Life

Casual Gardener: Petals on the plate

A new book explores the delights of edible flowers...

Jo Facer and Erin Bunting with their twin girls Frida and Forrest. Picture by Sharon Cosgrove
Jo Facer and Erin Bunting with their twin girls Frida and Forrest. Picture by Sharon Cosgrove

IN gardening there’s usually a distinction between edibles and ornamentals but in a newly-published book a Co Down-based couple have fun blurring that often arbitrary line. The Edible Flower by Jo Facer and Erin Bunting is a book for gardeners and cooks alike, as well as for those who enjoy both.

The pair’s debut includes not only a range of recipes utilising seasonal blooms but also a step-by-step guide on how to grow your key ingredients. There’s also useful tips on collecting flowers from the wild and turning them into gastronomic marvels. From primrose, honey and parsnip cakes to courgette flower tacos, dill flower aquavit, pickled magnolia katsu curry and more, The Edible Flower invites readers to feast, celebrate and entertain with more than 50 recipes for small plates, mains, desserts, snacks and drinks.

Co Down-born Erin met Jo at university in Cambridge. The couple lived in London for the best part of decade before moving to a seven-acre small holding near Hillsborough. While there’s no strict division of labour in the relationship, Jo tends to do the growing, while Erin takes care of the cooking.

“I've always been interested in plants and soil and the intersections in life between nature and humans,” says Jo, “but plunging into growing things full-time has just been fairly recently, since moving to Northern Ireland in 2016.”

Cornflowers of different colours in bloom
Cornflowers of different colours in bloom

So what’s the attraction with edible flowers? “Beauty and joy - on the plate and in the garden,” says Jo succinctly, before Erin adds: “And so much surprising flavour - you can use many edible flowers like herbs in your dishes.” Jo explains that growing edible flowers doesn’t differ that much from raising vegetables.

“I often tell people I don't grow vegetables or edible flowers,” she says. “I just look after the soil, make compost, sow a few seeds and the vegetables grow themselves.”

For beginners, Jo reckons nasturtiums are hard to beat: “The flowers, leaves and seeds are all edible and delicious.

“They are beautiful in the garden and will self-seed profusely so you'll never be short of them again.”

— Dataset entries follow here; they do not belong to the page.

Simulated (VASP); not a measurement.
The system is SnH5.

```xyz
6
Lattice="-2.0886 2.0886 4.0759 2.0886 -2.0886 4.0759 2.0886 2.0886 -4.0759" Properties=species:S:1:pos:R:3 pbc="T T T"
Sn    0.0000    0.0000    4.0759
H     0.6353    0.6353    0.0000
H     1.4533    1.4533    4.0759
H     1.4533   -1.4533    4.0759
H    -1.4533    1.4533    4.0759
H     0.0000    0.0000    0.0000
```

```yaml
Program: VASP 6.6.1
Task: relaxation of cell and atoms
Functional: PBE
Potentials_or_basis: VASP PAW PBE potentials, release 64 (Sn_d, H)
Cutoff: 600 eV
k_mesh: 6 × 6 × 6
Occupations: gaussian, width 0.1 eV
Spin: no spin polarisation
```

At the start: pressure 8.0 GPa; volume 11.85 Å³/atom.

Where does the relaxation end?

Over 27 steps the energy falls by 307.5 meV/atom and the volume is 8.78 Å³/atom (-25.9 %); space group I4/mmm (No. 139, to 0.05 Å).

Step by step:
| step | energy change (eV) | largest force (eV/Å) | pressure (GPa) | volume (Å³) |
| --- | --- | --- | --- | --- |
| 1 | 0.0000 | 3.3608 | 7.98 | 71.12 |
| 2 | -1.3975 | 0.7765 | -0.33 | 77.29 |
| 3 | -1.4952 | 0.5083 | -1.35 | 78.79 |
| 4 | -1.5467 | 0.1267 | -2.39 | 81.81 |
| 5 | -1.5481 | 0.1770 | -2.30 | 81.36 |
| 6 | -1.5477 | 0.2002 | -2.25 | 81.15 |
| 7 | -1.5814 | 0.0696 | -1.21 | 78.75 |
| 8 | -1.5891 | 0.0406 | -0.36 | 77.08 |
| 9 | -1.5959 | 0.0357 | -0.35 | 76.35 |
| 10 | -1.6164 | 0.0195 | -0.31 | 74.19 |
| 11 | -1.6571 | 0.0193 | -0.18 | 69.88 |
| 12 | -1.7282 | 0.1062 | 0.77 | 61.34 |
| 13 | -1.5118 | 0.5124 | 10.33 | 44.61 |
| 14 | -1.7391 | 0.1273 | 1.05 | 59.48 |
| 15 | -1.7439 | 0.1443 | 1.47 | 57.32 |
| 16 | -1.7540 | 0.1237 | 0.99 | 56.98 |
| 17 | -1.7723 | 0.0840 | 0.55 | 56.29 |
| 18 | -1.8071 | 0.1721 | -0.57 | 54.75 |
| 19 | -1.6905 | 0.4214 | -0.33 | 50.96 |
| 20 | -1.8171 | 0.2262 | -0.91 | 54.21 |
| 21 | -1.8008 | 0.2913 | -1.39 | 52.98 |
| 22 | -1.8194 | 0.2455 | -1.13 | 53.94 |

Erin recommends cornflowers: “They are hardy so you don't have to worry about a late frost, they flower for a long time and the more you pick the more flowers you get.

“We grow a whole mix of colours - not just the cerulean blue - though that is my favourite. Pick off the petals and stir through rice of grains or sprinkle over a cake.”

Jo’s favourite both for its display in the garden and for cooking is calendula – AKA pot marigold.

“It’s so easy to grow and it's a jolly orange, daisy-like flower that brings me such joy,” she says.

“The smell of the leaves and flowers are so distinctive. I'm no herbalist but I feel like brushing past the calendula in the garden is doing me good.”

It’s also versatile, she says, with petals added to green salads and soup, or cooked “into or onto breads”.

“The more you pick calendula flowers, the more they will produce, so over the summer we end up eating them by the handful - and my life feels a lot more colourful and joyful,” says Jo.

Erin is more inclusive – “I love them all,” she says before settling on magnolia with its “delicious gingery flavour”.

In terms of the best wildflowers to eat, Jo goes with elderflower and hawthorn, mainstays of Irish hedgerows. Erin opts for wild garlic flowers before professing a love of gorse – though neither feature in the book. "Maybe next time,” she says.

The Edible Flower is out now, published by Laurence King Publishing.